1. Work out your expenses

Start by determining what you spend now. The banks are coming up with good tools to help you in this area. There's also a good tool at the MoneySmart web site.

Once you've figured that out, create a second version with what you would expect that to become once you retire. Will you travel more? Will you go down to one car in the household. Perhaps the kids will be off your hands and so food costs will decline. Maybe you're planning on a tree change which will see your mortgage wiped out.

The point is, when they wanted to put a man on the moon, they didn't just shot rockets up randomly and see what landed where. They had a clear goal and then they worked towards that. For you, your equivalent of the moon landing is being able to meet your expenses for the life that you want to lead. Unless you quantify what that number is, how can you possibly take steps that will deliver success?

For a more detailed look at this topic, check out episode 31 – What's your number.

2. Figure out a debt plan

Sure, it may not be essential to be debt free when you retire, but in my mind, if you still have debt, then you can't afford to retire yet. So the next early retirement hack is to figure out how you will be debt free by the time you pull the plug on your current day to day way of paying the bills?
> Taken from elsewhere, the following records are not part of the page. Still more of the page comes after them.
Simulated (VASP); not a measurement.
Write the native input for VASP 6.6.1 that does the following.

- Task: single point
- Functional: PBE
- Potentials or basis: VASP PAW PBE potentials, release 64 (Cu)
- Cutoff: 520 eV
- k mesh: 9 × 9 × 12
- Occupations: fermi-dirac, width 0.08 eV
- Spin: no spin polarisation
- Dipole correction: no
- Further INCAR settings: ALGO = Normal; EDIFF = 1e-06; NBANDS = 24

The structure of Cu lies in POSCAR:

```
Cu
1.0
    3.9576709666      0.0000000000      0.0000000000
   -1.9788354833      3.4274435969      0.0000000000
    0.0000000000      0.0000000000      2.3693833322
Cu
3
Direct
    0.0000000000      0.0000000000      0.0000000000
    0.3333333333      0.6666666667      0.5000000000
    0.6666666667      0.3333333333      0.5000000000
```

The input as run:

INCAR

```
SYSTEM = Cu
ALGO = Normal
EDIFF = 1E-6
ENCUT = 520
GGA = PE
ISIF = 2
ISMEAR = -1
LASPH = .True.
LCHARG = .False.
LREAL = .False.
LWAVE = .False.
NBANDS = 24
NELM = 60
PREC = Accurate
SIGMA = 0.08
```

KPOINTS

That could be as simple as working to a schedule of paying money off each month until the debt is cleared. That's the most typical way debt is paid after all.

If you've got high interest debt, such as credit card debt that you're not clearing regularly, then perhaps your debt plan is to refinance that into a lower interest loan and then pay that off as quickly as possible.

Or perhaps your debt plan is a bit bolder. Maybe it is to sell the inner city home and buy something out of town for a fraction of the cost, with the difference between the 2 prices providing funds for debt clearance and maybe also income in retirement.

A tree or sea change may not even be necessary, perhaps you simply downsize. If you're in a large family home, there's likely a time in your life, when the kids are off on their own journeys, that a smaller home or unit might be better suited to your needs.

So there's all sorts of ways you can be debt free at your early retirement – figure out your plan.

3. Invest aggressively

In bringing your early retirement aspiration to life, it's highly likely that you will build up some investments that will provide passive income when you enter your early retirement phase. Now you could build up these investments in your bank account but you will have to do all of the heavy lifting through contributions. A better option is to invest in growth assets such as shares and property to gain the benefits of higher compounding returns. Now of course these assets have volatility and risk, as discussed in episode 35 Investing - how to get started, but that can be managed through appropriate time frames and asset allocation mixes.